SPECIAL ROLLING STONES BULLPEN: ``Satisfaction", ``Paint It Black", ``Jumpin' Jack Flash", ``Get Off of My Cloud'', ``Sympathy for the Devil''.

SPECIAL TALKING HEADS BULLPEN: ``The Great Curve'', ``Take me to the River", ``Life During Wartime'', the entire Speaking in Tongues record.

SPECIAL DRUG MUSIC BULLPEN: ``Cocaine'' - Eric Clapton's version; ``Casey Jones'' - the Grateful Dead; ``Red, Red Wine'' - UB40; The Toys - ``Smoke Two Joints''; ``Panama Red'' - New Riders; ``Smoke, Smoke, Smoke (That Cigarette)'' - Commander Cody and His Lost Planet Airmen; and ``I'm an Okie from Muskogee'' - Merle Haggard.



Mike Barno (Sun, 15 Nov 1998 11:39:07 -0500)

[My dog just laid down on the on/off switch of my power strip, forcing me to retype this message, grumble.]

Hi, Richard, Phil Reynolds is offering an opening in Perestroika in his xyn ISHKIBIBBLE.

Contact him at ``preyno of yahoo.com" if you're interested. He's also offering other variants and Snowball Fighting. Prices and reliability are reasonable.

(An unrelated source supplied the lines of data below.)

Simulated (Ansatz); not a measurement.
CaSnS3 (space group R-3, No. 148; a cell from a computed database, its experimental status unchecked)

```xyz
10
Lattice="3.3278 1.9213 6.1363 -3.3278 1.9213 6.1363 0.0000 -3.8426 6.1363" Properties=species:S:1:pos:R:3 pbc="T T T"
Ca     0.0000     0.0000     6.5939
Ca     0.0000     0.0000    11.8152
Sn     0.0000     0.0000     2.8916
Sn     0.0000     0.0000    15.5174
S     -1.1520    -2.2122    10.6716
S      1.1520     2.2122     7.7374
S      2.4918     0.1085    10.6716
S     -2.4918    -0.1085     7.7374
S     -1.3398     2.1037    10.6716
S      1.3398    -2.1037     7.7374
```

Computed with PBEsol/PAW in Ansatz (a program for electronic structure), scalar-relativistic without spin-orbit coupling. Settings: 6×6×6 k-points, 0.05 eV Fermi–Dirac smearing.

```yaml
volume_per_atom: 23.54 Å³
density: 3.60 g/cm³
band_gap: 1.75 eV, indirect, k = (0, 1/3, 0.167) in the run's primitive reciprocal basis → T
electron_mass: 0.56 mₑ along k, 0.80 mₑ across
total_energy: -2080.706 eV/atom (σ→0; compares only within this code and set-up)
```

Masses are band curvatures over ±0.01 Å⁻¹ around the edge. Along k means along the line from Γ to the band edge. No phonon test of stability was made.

``Take Me to the River" was one of my favorites of that era (a musical wasteland in my opinion) and still sounds good today. ``Smoke Two Joints" was one of my most-enjoyed songs at Yellowstone events (covered by Hot Tomato, with whom I engaged in the referenced behavior) but I hadn't known who wrote it.

I had the same thought as you upon seeing the ``party song" categorization. I made a list but never sent it to Jim. My list didn't overlap yours much; some samples: ``Magic Mountain" (the Animals); ``The Pusher" and ``Magic Carpet Ride" (Steppenwolf); ``Revolution" (the Beatles) for the doo-wop backing vocals ``should we do a bong" ... ``should we do a few bongs"; the Eric Ozog, I mean, Tom Petty song ``Get to the Point"; ``Legalize It" and ``Pass the Dutchie" (Peter Tosh). Not all of these would be good for Jim's criteria but they'd be good for a reggae-type gathering.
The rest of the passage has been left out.